Which law firm partners don’t know the situation: you want to decide on new marketing expenditure and don’t know which areas of law to push. Or practice groups send out uncoordinated pitches, and it is difficult to stop them because there is no real consensus on what is right and wrong. Or some partners and lawyers frantically follow the FOMO (Fear of missing out) principle and set up LinkedIn activities that are neither planned nor adapted to the different target groups because there are simply no accurate target group definitions.
And then, as I have just experienced again, a consultant from outside the sector is called in. He first says that there are no real target groups or that you are serving the wrong clients and that it makes no sense at all to do marketing, for example, before you have a fixed strategy paper and a firm positioning.
Then, as a partner, you first have to get a critical mass of decision-makers on board to start this painful process. Once you have achieved this and there is a strategy paper for the firm’s positioning, you must first align all marketing measures with this paper; after all, you want to do it right.

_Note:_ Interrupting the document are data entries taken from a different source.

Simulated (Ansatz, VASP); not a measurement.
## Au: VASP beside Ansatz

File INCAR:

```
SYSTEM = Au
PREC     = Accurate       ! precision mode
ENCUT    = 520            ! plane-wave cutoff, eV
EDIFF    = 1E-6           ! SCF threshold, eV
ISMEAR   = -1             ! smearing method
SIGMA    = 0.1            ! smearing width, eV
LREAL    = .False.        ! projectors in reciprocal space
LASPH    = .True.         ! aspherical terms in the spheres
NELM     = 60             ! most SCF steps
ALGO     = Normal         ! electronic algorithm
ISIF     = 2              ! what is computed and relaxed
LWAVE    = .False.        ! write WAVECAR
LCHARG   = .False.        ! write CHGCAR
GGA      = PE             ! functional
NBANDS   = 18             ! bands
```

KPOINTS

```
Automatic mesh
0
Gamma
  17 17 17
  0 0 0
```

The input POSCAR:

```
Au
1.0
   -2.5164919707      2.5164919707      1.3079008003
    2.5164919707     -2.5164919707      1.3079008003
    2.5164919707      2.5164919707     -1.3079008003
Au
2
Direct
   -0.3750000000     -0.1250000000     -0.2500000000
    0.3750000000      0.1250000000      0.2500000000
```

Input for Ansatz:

And after about four months you realize that hardly anyone is following this beautiful plan, and you are exactly where you were at the story’s beginning – but minus time and money.
"A journey of 1,000 miles begins with a single step" - Confucius
The reason? The ideas developed on the consultant’s drawing board for such an approach, which by all means is correct, unfortunately, cannot be implemented so easily in reality. In reality, an iterative step-by-step process would have helped you much more. Don’t rely on one big positioning concept that regulates everything, but instead try many small mini-plans that are specifically designed to be able to take action quickly, effectively and cost-efficiently.
As an example: LinkedIn activities can already be set after you have thought about which activity is aimed exactly at which target group. If, for example, you want to promote labor law and address clients there – and not, for example, reference law firms – this is already enough to create a series of corresponding postings. You don’t have to go over your income books and work out a 3-year strategy based on your client base and then calculate how much you need to spend on labor law in terms of a marketing budget.
But wouldn’t it be much better to work out exactly such a 3-year strategy first? Yes, of course. Theoretically. On the drawing board.
In practice, too, there are always cases in which the state of a law firm simply does not allow for any other serious action than first working out a strategy with all the most important decision-makers. But this is by no means the rule.
Law firms can be helped by far more if you walk at least a part of the right path in small steps and provide pragmatic rather than dogmatic support here. After all, even a journey of 1,000 miles begins with a single step – something Confucius already knew.